Monitoring in a Bare Metal Solution environment

Bare Metal Solution lets you run specialized workloads in regional extensions located near Google Cloud data centers. By implementing a Bare Metal Solution environment, you can lower your overall costs and reduce risks associated with migration to the cloud.

Monitoring overview

One of our main priorities is to deliver the highest availability for the Bare Metal Solution environment. For that reason, Google Cloud and our partners perform a variety of monitoring activities. The following is a list of infrastructure devices in a Bare Metal Solution environment that we monitor:

Compute infrastructure

  • Server hardware

Storage infrastructure

  • Storage devices
  • SAN switches

Network infrastructure

  • Routers
  • Switches
  • Interconnect infrastructure

Google Cloud also keeps track of the data center environment, including server room temperature and humidity.

We do not monitor operating systems, application-level activity and workloads, and network traffic traveling to and from the Bare Metal Solution servers. To preview a utility that enables you to use Cloud Operations to monitor OS-level activity, contact Google Cloud Sales.

Monitoring tools

Our partner uses commercial grade software solutions for monitoring that comply fully with the Information Technology Infrastructure Library (ITIL). Google Cloud and our partner also use Google Cloud services, such as Pub/Sub, Cloud Functions, and Cloud Monitoring, to collect and process this monitoring data. Our internal ticketing and notification systems work directly with these services.

Monitoring data

At a high level, our monitoring data comes from the following sources:

  • SNMP traps
  • Syslog messages
  • Messages from dedicated management software
  • Intelligent Platform Management Interface (IPMI)

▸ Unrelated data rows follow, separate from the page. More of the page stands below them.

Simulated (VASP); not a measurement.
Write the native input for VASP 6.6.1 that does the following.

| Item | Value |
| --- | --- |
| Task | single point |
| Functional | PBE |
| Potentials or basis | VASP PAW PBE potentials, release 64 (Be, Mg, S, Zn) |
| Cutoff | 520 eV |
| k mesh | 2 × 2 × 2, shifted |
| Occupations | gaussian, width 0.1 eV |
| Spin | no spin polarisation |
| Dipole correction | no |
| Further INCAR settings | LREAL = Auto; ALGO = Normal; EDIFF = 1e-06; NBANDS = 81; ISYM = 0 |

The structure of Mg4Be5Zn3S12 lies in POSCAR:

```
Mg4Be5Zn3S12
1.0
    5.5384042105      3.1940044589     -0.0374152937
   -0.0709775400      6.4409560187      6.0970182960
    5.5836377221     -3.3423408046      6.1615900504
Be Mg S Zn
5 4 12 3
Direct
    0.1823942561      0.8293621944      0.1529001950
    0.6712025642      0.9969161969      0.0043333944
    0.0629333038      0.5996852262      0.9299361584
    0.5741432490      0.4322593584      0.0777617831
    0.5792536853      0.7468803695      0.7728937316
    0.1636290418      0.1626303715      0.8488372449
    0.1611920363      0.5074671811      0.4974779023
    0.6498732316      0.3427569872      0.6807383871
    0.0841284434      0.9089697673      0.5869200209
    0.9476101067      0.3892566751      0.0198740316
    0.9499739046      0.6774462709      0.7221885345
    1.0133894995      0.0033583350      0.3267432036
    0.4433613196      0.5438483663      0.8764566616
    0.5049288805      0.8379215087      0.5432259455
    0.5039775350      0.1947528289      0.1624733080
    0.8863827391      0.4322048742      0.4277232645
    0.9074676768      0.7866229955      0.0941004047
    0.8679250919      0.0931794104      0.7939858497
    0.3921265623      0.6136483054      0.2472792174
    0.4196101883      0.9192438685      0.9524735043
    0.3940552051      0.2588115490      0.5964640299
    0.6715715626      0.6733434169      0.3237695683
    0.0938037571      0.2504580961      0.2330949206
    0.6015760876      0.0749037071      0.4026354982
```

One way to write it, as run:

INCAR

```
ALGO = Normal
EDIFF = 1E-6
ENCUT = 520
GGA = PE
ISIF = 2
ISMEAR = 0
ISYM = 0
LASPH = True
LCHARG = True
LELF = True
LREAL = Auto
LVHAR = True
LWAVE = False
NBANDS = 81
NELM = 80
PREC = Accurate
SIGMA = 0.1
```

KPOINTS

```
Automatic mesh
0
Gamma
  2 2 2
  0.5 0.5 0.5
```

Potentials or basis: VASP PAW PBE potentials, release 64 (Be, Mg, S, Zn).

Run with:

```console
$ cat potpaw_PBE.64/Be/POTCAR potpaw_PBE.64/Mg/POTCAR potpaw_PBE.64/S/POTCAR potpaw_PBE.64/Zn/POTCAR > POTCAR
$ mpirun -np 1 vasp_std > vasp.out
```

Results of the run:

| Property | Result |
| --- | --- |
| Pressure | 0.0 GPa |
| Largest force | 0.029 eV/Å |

Common metrics of the monitored devices:

  • CPU utilization
  • Network Interface:
    • Bandwidth utilization
    • Packet discards
    • Errors

Alerting

Google Cloud conducted extensive normalization and validation activities for the specific requirements of the Bare Metal Solution environment. If a certified event falls outside of the normal range, the monitoring system triggers an alert.

Incident management

Google Cloud and our partner infrastructure provider have a dedicated 24/7 team responsible for incident response. A bridge team is also available 24/7 to perform the initial analysis of each support ticket and take the necessary actions to mitigate the issue. Based on the severity of the incident, we deploy appropriate teams to resolve the incident.

Cloud Customer Care works with the Google Cloud Engineering SysOps Team. They can provide you with updates, and coordinate any actions that require your help. As needed, the Google Cloud Engineering Team engages with the infrastructure provider partner or hardware vendors to help resolve your issue.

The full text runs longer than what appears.